Inside xAI’s Bold Pivot from Mars to the Moon
Elon Musk has unexpectedly decided to aim for the Moon rather than Mars. The tech visionary presented a bold concept at a recent xAI all-hands meeting: constructing a manufacturing facility on the moon to fuel the company’s next big advancement in artificial intelligence and space technology. This transition coincides with a fundamental rethinking of Musk’s long-term objectives, aggressive IPO aspirations, and leadership changes.
The Lunar Vision: SpaceX lunar factory
According to reports from The New York Times, Musk told xAI employees that the company’s future involves establishing a lunar factory—a facility designed to build AI satellites and launch them into orbit using what he described as a “giant catapult.”
“You have to go to the moon,” Musk reportedly told the team. He believes that this drastic move will give xAI unparalleled computing power, pushing the boundaries of artificial intelligence far beyond what competitors could achieve. As Musk put it:
“It’s difficult to imagine what an intelligence of that scale would think about… but it’s going to be incredibly exciting to see it happen.”
Despite the visionary tone, Musk offered few details about how such a lunar operation would be built—or how it fits into the upcoming xAI–SpaceX merger and the company’s highly anticipated IPO.
A Company in Flux and Leadership Turnover
SpaceX Moon mission
The timing of Musk’s announcement has raised eyebrows. Just days before the meeting, two xAI co-founders—Tony Wu and Jimmy Ba—announced their departures, following four other founding members who had exited earlier. Although all exits have been described as amicable, this means that half of xAI’s 12 founding members have now left.

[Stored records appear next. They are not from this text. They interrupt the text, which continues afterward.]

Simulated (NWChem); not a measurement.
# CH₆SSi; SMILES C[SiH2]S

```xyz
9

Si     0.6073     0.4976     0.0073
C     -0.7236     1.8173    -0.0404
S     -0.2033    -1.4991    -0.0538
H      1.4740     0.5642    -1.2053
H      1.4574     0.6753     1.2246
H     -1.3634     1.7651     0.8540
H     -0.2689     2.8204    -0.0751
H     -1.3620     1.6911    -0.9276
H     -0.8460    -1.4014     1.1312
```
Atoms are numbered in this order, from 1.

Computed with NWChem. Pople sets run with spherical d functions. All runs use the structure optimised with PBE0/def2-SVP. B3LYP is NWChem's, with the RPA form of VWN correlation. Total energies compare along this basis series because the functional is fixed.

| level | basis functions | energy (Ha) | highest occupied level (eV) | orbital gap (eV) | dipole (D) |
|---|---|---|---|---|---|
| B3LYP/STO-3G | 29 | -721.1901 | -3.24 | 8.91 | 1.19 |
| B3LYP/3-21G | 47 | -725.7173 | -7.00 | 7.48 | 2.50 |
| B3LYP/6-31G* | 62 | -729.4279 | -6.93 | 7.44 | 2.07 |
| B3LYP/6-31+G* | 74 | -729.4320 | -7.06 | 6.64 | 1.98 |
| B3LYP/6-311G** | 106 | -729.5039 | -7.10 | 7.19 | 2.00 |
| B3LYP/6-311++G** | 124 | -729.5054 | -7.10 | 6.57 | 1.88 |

Musk addressed this indirectly during the meeting, suggesting that some people thrive during a company’s early stages but may not adapt as it evolves. He remained confident, claiming xAI is moving “faster than any other company,” insisting that speed is the ultimate advantage in tech innovation.
From Mars to the Moon: A Strategic Pivot
For years, Mars was Musk’s ultimate goal—SpaceX’s raison d’être. But in a dramatic Super Bowl weekend post on X.com, he announced that SpaceX’s focus had shifted to the Moon, describing plans to build a “self-growing lunar city”.
Musk claims that establishing a lunar settlement is a more feasible short-term objective than settling on Mars:
“A self-growing Moon city can be made in less than half the time of Mars,” he wrote.
He added that Mars projects would continue “in parallel,” but acknowledged that the Moon offered a faster path to large-scale sustainability.
The AI Connection: Building Earth’s Most Powerful World Model
While investors may see Musk’s lunar ambitions as a sideshow ahead of SpaceX’s potential $1.5 trillion IPO, some venture capital insiders believe the Moon plays an essential role in Musk’s overarching AI vision.
The theory: Musk is assembling the world’s most advanced multimodal AI model, trained not just on text and images, but on real-world data that competitors can’t replicate. Each Musk-led company contributes to this effort:
- Tesla: energy systems and real-world road data
- Neuralink: human brain-interface insights
- SpaceX: orbital mechanics and aerospace data
- The Boring Company: underground and material engineering knowledge
- xAI: advanced AI modeling capabilities
- Lunar factories: undisrupted computational power and manufacturing scalability
Together, these form the infrastructure for what some describe as the world’s first “planetary-scale AI ecosystem.”
Legal and Ethical Frontiers: Who Owns the Moon?
However, Musk’s lunar factory concept faces complex legal challenges. The 1967 Outer Space Treaty prohibits any nation—or by extension, private company—from claiming sovereignty over celestial bodies.
Yet a 2015 U.S. law introduced a loophole: while entities can’t own parts of the Moon, they can own what they extract from it. As Wesleyan University professor Mary-Jane Rubenstein explains, this is a fine line:
“It’s like saying you can’t own the house, but you can own the floorboards and beams. Because the stuff in the Moon is the Moon.”
Not all nations agree with the U.S. interpretation, meaning that Musk’s lunar dream may place xAI and SpaceX at the center of a new international space law battle.
What’s Next for Musk’s Interplanetary Empire?
For now, the internal shakeups, legal uncertainties, and monumental technical hurdles make Musk’s lunar vision look like an uphill climb. Still, if history is any indication, Musk has a track record of turning seemingly impossible ambitions into industrial revolutions.
With SpaceX’s IPO approaching and Musk publicly reframing humanity’s path to the stars, one thing is certain: the next space race isn’t just between nations—it’s between Silicon Valley’s boldest dreams.